What is milonga’s etiquette? (part 1)
 The etiquette is a sum of behaviors, manners, and protocols that exist to help milonga function as an organized social event. Some of them are more serious and basic than others. Participating actively in a milonga means that you have knowledge of the main parts of the etiquette:

• Ensure personal hygiene (bathe, protect your breath, remove odors).
• Dress appropriately.
• Gentleman and lady behavior are always expected.
• If you want to dance do not spend your time talking.
• Understand the code for a polite dance invitation.
• Milongas are not for practicing nor teaching.
• Never correct your partner while dancing.
• Do not talk while dancing.
• In between songs, talking is fine but do not leave the embrace locked.

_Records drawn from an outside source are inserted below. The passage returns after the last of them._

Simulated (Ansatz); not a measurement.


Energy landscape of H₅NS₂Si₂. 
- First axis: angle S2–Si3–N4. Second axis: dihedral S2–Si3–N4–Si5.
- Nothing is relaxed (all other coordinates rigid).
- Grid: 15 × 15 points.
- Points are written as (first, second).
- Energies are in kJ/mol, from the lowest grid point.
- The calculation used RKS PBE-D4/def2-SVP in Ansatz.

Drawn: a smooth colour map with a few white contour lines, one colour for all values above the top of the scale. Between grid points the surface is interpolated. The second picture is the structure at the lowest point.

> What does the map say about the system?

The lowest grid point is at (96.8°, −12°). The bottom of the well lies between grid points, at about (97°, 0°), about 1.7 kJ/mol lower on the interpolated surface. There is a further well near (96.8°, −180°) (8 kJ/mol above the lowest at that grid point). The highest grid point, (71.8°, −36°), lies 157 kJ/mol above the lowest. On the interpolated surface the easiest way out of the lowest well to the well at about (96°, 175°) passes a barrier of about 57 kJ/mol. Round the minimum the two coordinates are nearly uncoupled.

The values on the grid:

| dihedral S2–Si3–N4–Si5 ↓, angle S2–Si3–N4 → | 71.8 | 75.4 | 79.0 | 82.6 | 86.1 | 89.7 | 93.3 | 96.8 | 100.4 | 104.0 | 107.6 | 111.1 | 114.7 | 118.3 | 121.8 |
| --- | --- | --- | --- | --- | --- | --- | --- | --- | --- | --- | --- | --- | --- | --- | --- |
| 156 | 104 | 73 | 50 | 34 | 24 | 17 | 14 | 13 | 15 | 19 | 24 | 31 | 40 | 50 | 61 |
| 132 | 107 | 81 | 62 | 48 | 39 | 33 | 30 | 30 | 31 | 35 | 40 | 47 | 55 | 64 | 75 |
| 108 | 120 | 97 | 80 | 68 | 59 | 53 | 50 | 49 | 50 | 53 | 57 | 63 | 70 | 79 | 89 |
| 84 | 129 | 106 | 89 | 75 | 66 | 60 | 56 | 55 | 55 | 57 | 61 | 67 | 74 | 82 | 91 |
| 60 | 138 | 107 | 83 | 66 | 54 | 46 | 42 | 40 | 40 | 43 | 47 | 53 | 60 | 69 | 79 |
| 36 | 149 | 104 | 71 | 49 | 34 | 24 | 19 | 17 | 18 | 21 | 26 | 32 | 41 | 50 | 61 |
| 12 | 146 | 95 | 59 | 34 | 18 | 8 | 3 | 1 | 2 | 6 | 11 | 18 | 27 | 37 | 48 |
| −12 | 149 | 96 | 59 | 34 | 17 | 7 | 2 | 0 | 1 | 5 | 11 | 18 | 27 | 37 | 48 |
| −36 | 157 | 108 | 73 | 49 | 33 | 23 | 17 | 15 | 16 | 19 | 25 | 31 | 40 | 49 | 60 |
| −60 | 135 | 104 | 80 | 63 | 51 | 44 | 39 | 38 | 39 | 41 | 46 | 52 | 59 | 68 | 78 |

• If not dancing walk clockwise the dance floor, not through it.

What is milonga’s etiquette? (part 2)
 • Respect the ronda.
• Do apologize if there is a collision with another couple; even if it was not in your fault.
• Never stop dancing during a song.
• If you are sweaty take breaks to keep from overheating; or consider bringing a change of clothes.
• Generally dance the entire tanda, unless the skills are widely varying.
• At the end of a tanda, when you finish dancing, say Thank you.
• If you do not wish to dance further, thank your partner. Thank you, signals an intention to end the dance and the tanda.
• When you finish dancing, leave the floor quickly assuring those on it are given their space.
• The gentleman must escort the lady on and off the floor.
• When entering the dance floor, dancers have a right of way.
• Respect your partner’s body-language regarding the kind and use of the embrace.